1

All,

I am working on creating an interface for dealing with some massive data and generating arff files for doing some machine learning stuff with. I can currently collect the features- but I have no way of associating them with the files they were derived from. I am currently using Dumbo

def mapper(key, value):
    #do stuff to generate features

Is there any convenient method for determining the filename that was opened and had its contents passed to the mapper function?

Thanks again. -Sam

John Vandenberg
  • 474
  • 6
  • 16
sampwing
  • 1,238
  • 1
  • 10
  • 13

2 Answers2

1

If you're able to access the job configuration properties, then the mapreduce.job.input.file property should contain the file name of the current file.

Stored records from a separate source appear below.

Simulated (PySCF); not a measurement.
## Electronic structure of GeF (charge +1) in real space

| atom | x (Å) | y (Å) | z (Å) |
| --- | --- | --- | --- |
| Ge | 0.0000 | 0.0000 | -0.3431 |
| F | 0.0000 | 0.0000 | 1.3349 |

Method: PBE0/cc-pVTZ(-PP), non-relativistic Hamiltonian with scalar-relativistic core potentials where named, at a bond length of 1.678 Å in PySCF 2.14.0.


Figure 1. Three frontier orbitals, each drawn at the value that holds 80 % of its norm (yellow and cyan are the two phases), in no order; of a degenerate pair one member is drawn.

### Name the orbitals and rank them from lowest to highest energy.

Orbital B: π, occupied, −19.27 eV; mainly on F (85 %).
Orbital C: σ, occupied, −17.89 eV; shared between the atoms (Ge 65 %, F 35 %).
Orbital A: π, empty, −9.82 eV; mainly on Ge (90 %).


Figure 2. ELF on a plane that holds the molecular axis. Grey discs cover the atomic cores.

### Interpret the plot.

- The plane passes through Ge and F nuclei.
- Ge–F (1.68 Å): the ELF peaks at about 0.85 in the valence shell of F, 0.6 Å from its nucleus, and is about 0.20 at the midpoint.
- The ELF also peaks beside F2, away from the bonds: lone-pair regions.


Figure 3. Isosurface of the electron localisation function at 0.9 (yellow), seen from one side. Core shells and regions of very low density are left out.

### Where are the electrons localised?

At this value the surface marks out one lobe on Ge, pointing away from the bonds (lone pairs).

I'm not sure how you get at these properties in Dumbo/Mrjob though - the docs specify that periods (in the conf names) are replaced with underscores, and then looking through the source for PipeMapRed.java, looks like everything single job conf property is set as a env variable - so try and access an env variable named mapreduce_job_input_file

http://hadoop.apache.org/mapreduce/docs/r0.21.0/mapred_tutorial.html#Configured+Parameters

Chris White
  • 29,949
  • 4
  • 71
  • 93
1

As described here, you can use -addpath yes option.

-addpath yes (replace each input key by a tuple consisting of the path of the corresponding input file and the original key)

Mikhail Shevelev
  • 408
  • 5
  • 12